Thursday, November 7, 2013

138. Review of LA SOIRÉE (November 5, 2013)


138. LA SOIRÉE
 

While Cirque du Soleil (which is returning to Citi Field in March) always gets everyone’s attention with its spectacofantastical productions in giganticoenormous venues, there’s another, much more intimate and far raunchier brand of eye-poppalooza circus/cabaret/vaudeville/burlesque show that
seems to crop up annually in our local entertainment environs. Last year it was the latest edition of SPIEGELWORLD, staged in a tent in the Broadway district; this year it’s LA SOIRÉE, a blend of broad comedy, acrobatics, juggling, prop-swallowing, and song with an array of eight headline acts that puts you up close and personal to men with more muscles than Michael Bloomberg has dollars, a naked woman who makes a vanishing red hankie reappear out of her girly parts, and, among others, a Freddie Mercury look-alike who gets passed overhead throughout the theatre as everyone sings “We Are the Champions.”

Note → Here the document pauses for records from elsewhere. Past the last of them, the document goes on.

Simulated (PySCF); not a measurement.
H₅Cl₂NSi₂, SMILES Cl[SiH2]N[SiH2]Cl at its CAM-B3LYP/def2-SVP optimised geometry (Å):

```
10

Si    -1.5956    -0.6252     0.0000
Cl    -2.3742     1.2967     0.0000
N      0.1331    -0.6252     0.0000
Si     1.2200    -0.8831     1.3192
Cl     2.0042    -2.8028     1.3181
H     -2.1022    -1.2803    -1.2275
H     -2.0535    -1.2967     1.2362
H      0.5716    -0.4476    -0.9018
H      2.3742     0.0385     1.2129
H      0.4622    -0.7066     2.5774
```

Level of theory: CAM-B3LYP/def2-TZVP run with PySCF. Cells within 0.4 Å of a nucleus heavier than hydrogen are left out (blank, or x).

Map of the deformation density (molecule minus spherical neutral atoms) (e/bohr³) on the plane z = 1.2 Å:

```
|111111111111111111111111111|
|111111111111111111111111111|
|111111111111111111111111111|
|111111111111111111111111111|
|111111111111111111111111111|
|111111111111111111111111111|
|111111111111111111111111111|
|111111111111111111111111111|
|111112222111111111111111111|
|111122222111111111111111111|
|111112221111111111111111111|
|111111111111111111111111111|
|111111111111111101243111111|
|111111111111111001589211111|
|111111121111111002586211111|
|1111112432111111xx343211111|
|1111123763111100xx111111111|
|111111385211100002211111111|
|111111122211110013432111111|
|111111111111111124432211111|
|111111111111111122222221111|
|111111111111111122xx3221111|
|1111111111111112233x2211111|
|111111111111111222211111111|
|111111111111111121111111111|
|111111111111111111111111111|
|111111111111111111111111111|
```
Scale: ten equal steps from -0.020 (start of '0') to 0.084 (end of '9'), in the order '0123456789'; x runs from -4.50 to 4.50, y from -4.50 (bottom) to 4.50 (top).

            LA SOIRÉE, which has been done (not necessarily with the same lineup of acts) in a number of major European cities, has taken over the Union Square Theatre on E. 17th Street, a few steps east of Park Avenue South, and converted it into a red velvet-draped arena surrounding a circular stage about a six or seven feet in diameter, just like the one in SPIEGELWORLD. The stage is the heart of most of the show, but the top of a piano, placed on a raised level, also serves as a frequent platform, just as does the auditorium itself. That’s when the audience gets in the act as performers cruise the aisles to engage playfully with selected playgoers; in one memorable routine, a man is pulled on stage by a talented Canadian comedienne named Mooky Cornish to be her partner in her so-called dramatic debut. As she moves him around while speaking her lines, he reads his responses from the various places on her person to which they’ve been pasted, including her tongue. Her contortions, designed to direct his attention to the words, are uproarious, but when the two of them follow this by lip-synching “Tonight” from WEST SIDE STORY as she stage manages their movement, it brings down the house.
 
 
            Aside from the opening act involving two powerful balancing artists, the English Gents, all the acts are solos. The English Gents (Denis Lock and Hamish McCann) appear as veddy, veddy British umbrella-carrying clubmen in bowlers and pinstriped suits, and then begin one of those startling displays of strength and balance that make you realize how physically deficient you really are. Of course, they don’t keep those suits and hats on for long, and pretty soon they’re down to jockey shorts emblazoned with the Union Jack. Later in the show, Mr. McCann, beginning with a snatch of “Singing in the Rain,” shows what can be done with nothing more than a street lamp pole.
 

And now, ladies (and gents with a taste for this sort of thing), let me introduce you to another specimen of male physical perfection, Stephen “Bath Boy” Williams, an Aussie who enters a water-filled porcelain bathtub with gold claw feet, and then, shirtless and wearing a pair of tight jeans clinging wetly to his legs, grabs a pair of hanging straps and does an awesome series of aerial maneuvers as he wraps them around his wrists, legs, or wherever, ascending and descending in patterns that make you fear for his safety, especially when he drops precipitously toward the tub, head down. Throughout, he spouts water like a humpback whale, the droplets highlighted by the dramatic lighting. So much water is splashed around that the entire first row (where I was sitting) was given a plastic cover for protection, but my wife still managed to get her pretty face splattered.
 
 

The promo material for the show notes that the lineup of acts will change (no program is provided). The Freddie Mercury impersonator is a slim, long-haired guy in skintight leather jeans, tiny leather jacket with a big “M” emblazoned on the back, a leather motorcycle cap, and a painted-on Fu Manchu mustache, who calls himself Mario, Queen of the Circus (he’s actually a guy from New Jersey). He has an arsenal of off-color jokes, many about his sexual conquests, but his pièce de résistance is an astonishing juggling act with silver balls done in choreographic precision to his lip-synched rendition of a Queen song.
 

Jess Love does unbelievable things with hula hoops, while Meow Meow is a raven-tressed, big-eyed, deep-voiced chanteuse, who has a big second act number where, commanding them like a dominatrix, she picks four guys out of the audience to hold her in different positions as she delivers a song in German and English. I had no idea of what she was singing, but the way she ordered the men to move her about cracked everyone up.
 
 

Miss Behave is a devilish, horn-wearing clown; she dresses in a sexy red vinyl dress emphasizing a substantial derriere, and she clearly likes to swallow, although what she swallows—like a pair of shears and a metal bar stool leg—would make you gag. She also has a pierced tongue through which she inserts the stem of an artificial flower and, well, you’ll either want to see for yourself or will hide your eyes.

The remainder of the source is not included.